The Southampton Road as it was then was constantly in use with very heavy transport, so much so that the tanks tore the road surface to bits. The May and June of 1944, weather wise, was in my memory as quite pleasant. Later recording of the events of that period made it clear that the actual timing of the D-Day landings was seriously affected by the weather conditions.

 

In the period before June of 1944 Portsdown was covered in grass some two feet tall. On our forays over the "Hill" we came across a good number of breaks in the tall grass pinpointed by the blue of naval or the khaki of army greatcoats. Activities beneath those covers we could only partly understand but it gave us a the chance to giggle. When I look back on this memory and in light of my subsequent age and experience I realize that in most cases it probably was not just a frivolous act but one sought in the realization that maybe in a matter of a few days, hours even, a life could and was extinguished. Portsdown will have many secrets stored on its slopes.

 

Forays over the "Hill" after this became less frequent. Goodwyns Boys Club in Highbury opened and I joined the Royal Marine Cadet Corps at Eastney Barracks, so activities tended towards the south rather than the north.
In 1947 I left to join the RAF Boy Entrants returning home to civilian life in December 1954. The family was still at Peterborough Road. Within a few months I became a salesman travelling the south of the country from Mondays to Fridays. 

Portsdown still featured for me because on some of my homeward journeys it was always a pleasure to hit the crest of the "Hill " by the George Inn to see Portsmouth spread out before me. I left Wymering in 1958 with my new bride, from Southsea, to live in East Surrey. Even to this day, forty eight years later on the occasions we get that way we still enjoy coming over the top of the "Hill" to see the sea. 

Gerald White - January 2006

 

 
NEW - 04-12-2005

I must thank you for the pleasure you've given me in surfing your website for the last two hours. I was born at the Royal in 1947, my father being in the Royal Navy. We lived in Hartley Road near Alexandra Park and our play route was to follow the promenade all the way to the foothills of Portsdown, sometimes on foot but more often on our bikes. The hill and its chalk pits were our playground. After hours of fun, we would come home via my grandmother who lived in Allaway Avenue, drinks, biscuits and a bit of pocket money.
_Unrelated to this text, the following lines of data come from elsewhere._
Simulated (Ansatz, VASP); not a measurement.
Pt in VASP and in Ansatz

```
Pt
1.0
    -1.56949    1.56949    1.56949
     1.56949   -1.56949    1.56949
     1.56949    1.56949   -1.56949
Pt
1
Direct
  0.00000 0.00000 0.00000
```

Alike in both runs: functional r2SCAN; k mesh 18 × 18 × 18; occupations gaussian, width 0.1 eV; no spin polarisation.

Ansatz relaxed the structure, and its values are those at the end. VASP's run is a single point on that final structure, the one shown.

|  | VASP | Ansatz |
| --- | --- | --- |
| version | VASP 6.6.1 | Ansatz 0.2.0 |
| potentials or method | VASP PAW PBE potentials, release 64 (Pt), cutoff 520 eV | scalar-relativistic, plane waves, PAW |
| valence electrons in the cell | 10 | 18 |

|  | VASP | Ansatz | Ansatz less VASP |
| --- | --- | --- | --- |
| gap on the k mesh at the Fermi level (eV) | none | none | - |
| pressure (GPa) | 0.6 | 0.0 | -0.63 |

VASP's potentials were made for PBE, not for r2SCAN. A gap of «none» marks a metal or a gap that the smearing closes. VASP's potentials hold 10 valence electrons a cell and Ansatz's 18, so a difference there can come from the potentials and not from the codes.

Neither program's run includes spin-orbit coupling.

Your detailed knowledge of the area and the photos bring back so many memories. Cosham was another place to visit because of the steam trains and playing on the waste land south of the track( now built on), or by the old fortifications by the Lido. My uncle, Mr Ockendon was I believe head or deputy of the Portsdown School and lived out at Cowplain. My longest lasting memory was as a Sea Scout( 38th. St. Marks) making our way to Southwick, pushing and pulling a cart of equipment to our camp at Dryad. We must have been fit lads in those days!!